A coin toss is often believed to have equal chances of landing on either side. However, a study conducted by Stanford University has turned the coin toss probability on its head… literally! In fact, a coin toss can even be influenced to determine the outcome.

Is A Coin Toss Fair?

Meet Persi Diaconis, a mathematician, though it wasn’t always that way. In fact, as a teenager, he was doing his best to expose scammers at a Caribbean casino. The scammers used shaved dice to better their chances against their customers.

Diaconis would go on to tackle other numbers games, like how shuffling decks of cards didn’t really mix up the deck. By that time, Diaconis dropped out of high school and was traveling the country with a magician, perfecting his sleight of hand.

He did that for 10 years, and by age 24, he was taking classes at City College of New York, paying his way by doing magic tricks during the day.

After getting two of his mathematical card tricks published in Scientific American, he used his editor’s recommendation to get him into Harvard as a statistics student. Three years later, he earned his doctorate and joined the Stanford faculty.

Game Of Chance?

Diaconis began to study other instances of chance, questioning whether the things we think we know are, in fact, true.

Like the coin toss, for example. Most people assume the toss of a coin is always a 50/50 probability, with a 50 percent chance it lands on heads, and a 50 percent chance it lands on tails.

Not so, says Diaconis. And, like a good mathematician, he’s proven it.

coin toss

“I have spent years analyzing the basic images of randomness,” he said in an episode of the Annenberg Learner Against All Odds series. “First of all, it’s possible to make things random. If you flip a coin quite vigorously, it’s as close to being a fair event—50/50—as I know, if you flip it and catch it on your hand… However, we usually don’t do them vigorously… If you think about it the least little bit, you’ll realize it’s not random at all. In fact, there are people around carnivals, and I, on occasion, have been able to flip a coin and keep control over it.”

Probability Versus Physics

The coin toss is not about probability at all, its about physics, the coin, and how the “tosser” is actually throwing it. The majority of times, if a coin is heads-up when it is flipped, it will remain heads-up when it lands. Diaconis has even trained himself to flip a coin and make it come up heads 10 out of 10 times.

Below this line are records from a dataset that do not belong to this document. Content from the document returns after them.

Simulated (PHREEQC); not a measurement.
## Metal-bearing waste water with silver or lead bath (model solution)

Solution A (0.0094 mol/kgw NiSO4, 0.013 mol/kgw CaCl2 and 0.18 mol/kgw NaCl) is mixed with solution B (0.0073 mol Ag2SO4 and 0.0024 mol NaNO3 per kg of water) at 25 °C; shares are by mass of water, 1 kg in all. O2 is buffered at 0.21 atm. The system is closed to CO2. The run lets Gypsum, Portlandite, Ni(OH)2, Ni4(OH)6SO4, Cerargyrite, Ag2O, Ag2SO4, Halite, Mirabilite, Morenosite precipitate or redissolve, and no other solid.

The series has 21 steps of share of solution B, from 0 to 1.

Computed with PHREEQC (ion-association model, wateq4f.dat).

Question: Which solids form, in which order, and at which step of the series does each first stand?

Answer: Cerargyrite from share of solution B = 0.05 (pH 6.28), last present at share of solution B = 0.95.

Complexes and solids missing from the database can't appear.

A similar effect is seen if the coin is spun. Because of the way most coins are made, the “heads” side can weigh more, which means it will fall on that side, leaving the other side up more often. Further, some magicians will have coins that are shaved, giving more weight to one side.

The point? It’s not 50/50 at all.

“Most people think, ‘This guy’s nuts,’” Diaconis said in an interview with the Numberphile website. “But if pressed, people, when pushed, seem to think that a coin dropping on the floor is fairer… when a coin hits the ground, before it dies, often it spins around on its edge. And some of that edge bias comes in.”

“Coin tossing is pretty close to fair,” he said.

But it’s not 50/50.

Heads or Tails?

This brings us to the discussion of sports, and those that involve coin tosses to decide a team’s possession. Are they fair? Firstly, Super Bowl coins are much larger.

“And the effect is probably much bigger,” Diaconis said. His advice? “Try to catch a glimpse of how it starts out.” Is it heads-up when it’s flipped? Then bet on it coming up on that same side.

It’s not magic at all. It’s math.

“That kind of thought has led a group of us to say that probability isn’t a fact about the world,” Diaconis said in the Against All Odds interview. “Probability is a fact about an observer’s knowledge.”